Sciencemadness Discussion Board

Solvent for ferrous oxlate

veerenyadav - 19-3-2014 at 02:04

I am leaching iron oxide using oxalic acid but the compound formed is ferrous oxalte which is also insoluable in water and supposed to report in filterate.

Is there any solvent by which I can dissolve the ferrous oxalte and separate it from unreacted material ?

thanks

bismuthate - 19-3-2014 at 03:27

Heat it until it decomposes then react the iron with HCL.

HgDinis25 - 19-3-2014 at 06:41

Quote: Originally posted by bismuthate  
Heat it until it decomposes then react the iron with HCL.


I believe he wants the ferrous oxalate, not end up with Iron Chloride. But I may be wrong. Can you give more details, veerenyadav?

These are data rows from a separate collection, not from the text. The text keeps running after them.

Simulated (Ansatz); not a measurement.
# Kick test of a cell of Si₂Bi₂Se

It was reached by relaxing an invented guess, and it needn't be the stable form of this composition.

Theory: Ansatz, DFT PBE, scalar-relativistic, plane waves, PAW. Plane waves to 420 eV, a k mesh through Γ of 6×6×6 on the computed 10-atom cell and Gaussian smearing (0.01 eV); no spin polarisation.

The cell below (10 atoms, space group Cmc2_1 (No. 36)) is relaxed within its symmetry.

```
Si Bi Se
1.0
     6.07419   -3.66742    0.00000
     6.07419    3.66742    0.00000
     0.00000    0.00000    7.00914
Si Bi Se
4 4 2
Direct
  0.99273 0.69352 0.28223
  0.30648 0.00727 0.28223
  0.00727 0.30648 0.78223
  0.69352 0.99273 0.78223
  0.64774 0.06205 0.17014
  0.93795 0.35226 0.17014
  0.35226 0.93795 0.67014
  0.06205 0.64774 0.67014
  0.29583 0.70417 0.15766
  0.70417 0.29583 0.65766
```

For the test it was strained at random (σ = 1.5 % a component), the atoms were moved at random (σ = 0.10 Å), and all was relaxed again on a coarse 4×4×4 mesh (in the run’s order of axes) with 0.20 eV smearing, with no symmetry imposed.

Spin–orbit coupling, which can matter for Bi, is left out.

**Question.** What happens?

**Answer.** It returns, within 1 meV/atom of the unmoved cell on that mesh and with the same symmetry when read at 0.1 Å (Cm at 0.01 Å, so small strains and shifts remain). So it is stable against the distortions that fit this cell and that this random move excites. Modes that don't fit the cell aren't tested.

blogfast25 - 19-3-2014 at 13:48

I doubt very much if non-reactive, practical solvents for ferrous sulphate exist.

By oxidising the ferrous oxalate to ferric oxalate in the presence of excess potassium oxalate the water-soluble complex potassium trisoxalato ferrate (III) is obtained. With strong alkali, Fe(OH)3 can be precipitated from its solutions and the oxalates recovered. But whether that kerfuffle is worth doing for some iron waste I'm not sure...

[Edited on 19-3-2014 by blogfast25]

BromicAcid - 19-3-2014 at 13:59

Perhaps it would be more soluble in hot water? Wiki lists an abysmal 0.08 g/ 1L solubility at RT. Maybe you should use a Soxhlet extractor, that's always a fun way to extract sparingly soluble compounds.

AJKOER - 19-3-2014 at 20:25

Just try oxalic acid, it is known to form soluble complexes with its salts.

veerenyadav - 20-3-2014 at 05:32


Thanks for replies but

Actually, I want to recover ferrous oxalte.

I can get the iron hydrooxides and cloride but than I get it directly reacted with HCl or NaOH.

blogfast25 - 20-3-2014 at 06:03

Quote: Originally posted by AJKOER  
Just try oxalic acid, it is known to form soluble complexes with its salts.


In the case of iron, only with ferric oxalate.